Gato Roboto understands the most important thing about living in the 21st century: nobody has time for your shit. Doinksoft’s Metroid homage isn’t bite-sized—it’s more like an appetizer or a small plate, a reasonably-sized portion for anybody who wants the satisfaction of eating out but doesn’t have the time to devote to a full meal. It tastes good, too.

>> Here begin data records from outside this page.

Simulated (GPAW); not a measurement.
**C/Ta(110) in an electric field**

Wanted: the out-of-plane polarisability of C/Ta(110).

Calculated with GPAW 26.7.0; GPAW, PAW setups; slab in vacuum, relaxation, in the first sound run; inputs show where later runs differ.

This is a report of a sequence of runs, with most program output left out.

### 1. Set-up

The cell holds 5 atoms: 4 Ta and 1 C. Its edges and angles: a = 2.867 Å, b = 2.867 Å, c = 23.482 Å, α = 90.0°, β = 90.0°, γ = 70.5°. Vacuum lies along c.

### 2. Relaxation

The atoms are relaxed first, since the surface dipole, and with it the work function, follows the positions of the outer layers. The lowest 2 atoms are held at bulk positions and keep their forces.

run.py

It packs all the action and adventure you expect from a Metroid-style game into just a few hours of play. If you aren’t a completionist in thrall to the bewitching allure of that 100%, it’ll take even less time. It’s in and out before it turns into a chore or starts repeating itself, which sets it apart from most Metroid acolytes and even some official Metroid games. And although we wouldn’t advocate for an abridged Super Metroid or Metroid Prime (or even Castlevania: Symphony of the Night), most games that follow in Samus’s bootsteps aren’t designed well enough to justify their length. Gato Roboto is here to remind those games that aimlessly dragging on and on isn’t a crucial part of the Metroid recipe.
The things that are integral to a good Metroid-style game appear here in full—the backtracking, the permanent power-ups, the seductive level design that puts goals in clear sight but just out of reach. Despite the abbreviated length, the design standards that make Metroid-influenced games so hard to put down are adhered to, but with enough twists to the tone, aesthetic and mechanics to make it feel like more than just a retread.
Over the last few years there have been a lot of great games that don’t demand too much of the player’s time to finish. Many of them have been better than Gato Roboto. Few of them so successfully offer a satisfying and full-featured action game experience, though. Most short games tend to be on the artier or more experimental side, or use that brevity as a pretext to streamline the game’s mechanics. Gato Roboto doesn’t cut corners, but just squeezes everything into a few short hours.
Games generally don’t want to see you go these days. The industry is fixated on “games as a service”—a model that tries to turn players from short-term tourists who pay a one-time fee into full-time residents who have a vested interest in pumping more and more money into a game. This leads to microtransactions and loot boxes and online play and other decisions designed to increase both the amount of time you play a game and the amount of money you spend on it. Even games that focus on single-player campaigns are encouraged to stretch their stories out for dozens of hours, lest they incite the ire of an angry subset of customers who apparently prioritize length over quality. (As if Red Dead Redemption 2 or God of War would’ve been any less successful or well-received by critics if they were less demanding of a player’s time.)
Providing enough game for the price is a valid concern, but player expectations as they currently exist probably aren’t tenable. It contributes to the absurdly high cost of development of would-be state-of-the-art blockbusters, and the unconscionable crunch time employees are forced to labor under in order to make those games. The idea that “real” or “serious” games need to last for tens of hours is unhealthy for everybody involved.
Gato Roboto swipes its paw at that notion. It proves designers can give hardened, experienced players what they want—an engaging, smartly designed game with a deep set of mechanics and a focus on skill-based action—without burying them with unnecessary length. If you’re a typical citizen of the 21st century—either stressed out and overworked, or too impatient to focus on any one thing for too long—this cat in a mech might be a friend you need to meet.